Many travelers who are planning South American travel will be drawn to Rio de Janeiro for famous sights like Sugar Loaf mountain or Copacabana beach. Yet as much as these are part of the identity of the city, there's another part of Rio that most tourists don't often see: the favelas.
Favelas are essentially shantytowns that surround the city. Residents here are desperately poor and homes are often made out of pieces of scrap metal and wood. For many years, tourists were told to ignore these areas, as they were considered unsafe for tourists.
Yet a new initiative is now looking to highlight the favelas and their unique culture. The Rio de Janeiro government recently began upgrading some favelas to serve as tourist attractions. And several independent tour operators have been taking groups into the slums for years, according to the New Zealand Herald.

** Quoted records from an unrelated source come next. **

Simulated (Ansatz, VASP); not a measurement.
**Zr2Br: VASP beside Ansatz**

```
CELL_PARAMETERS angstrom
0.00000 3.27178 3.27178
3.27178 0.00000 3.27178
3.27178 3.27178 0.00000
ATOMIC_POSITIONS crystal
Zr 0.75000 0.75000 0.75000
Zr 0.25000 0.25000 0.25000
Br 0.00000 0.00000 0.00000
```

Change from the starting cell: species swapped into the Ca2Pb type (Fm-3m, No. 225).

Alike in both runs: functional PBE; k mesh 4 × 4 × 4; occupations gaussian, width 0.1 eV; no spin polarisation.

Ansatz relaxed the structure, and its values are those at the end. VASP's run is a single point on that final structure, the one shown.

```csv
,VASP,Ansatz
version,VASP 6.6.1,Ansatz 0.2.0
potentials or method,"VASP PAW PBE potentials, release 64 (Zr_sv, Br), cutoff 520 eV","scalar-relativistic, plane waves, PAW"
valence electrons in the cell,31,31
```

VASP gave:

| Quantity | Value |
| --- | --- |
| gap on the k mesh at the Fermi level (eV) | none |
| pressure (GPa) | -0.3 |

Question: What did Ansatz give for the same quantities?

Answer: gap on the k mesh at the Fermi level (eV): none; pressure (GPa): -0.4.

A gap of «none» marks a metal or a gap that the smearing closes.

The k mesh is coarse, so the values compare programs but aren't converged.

The favelas have many problems, but there are bright spots as well. These tight-knit communities have formed their own unique culture and feature an authentic experience for travelers. The most breathtaking views of the city can also usually only be seen from a favela. In addition, they offer travelers a unique perspective on how others live, which is for many people what travel is all about.
The great thing about these new initiatives is that much of the money generated will go straight into the community, especially the schools. Many of the favelas have already cleaned themselves up, and if the new tours prove popular, more could achieve that soon.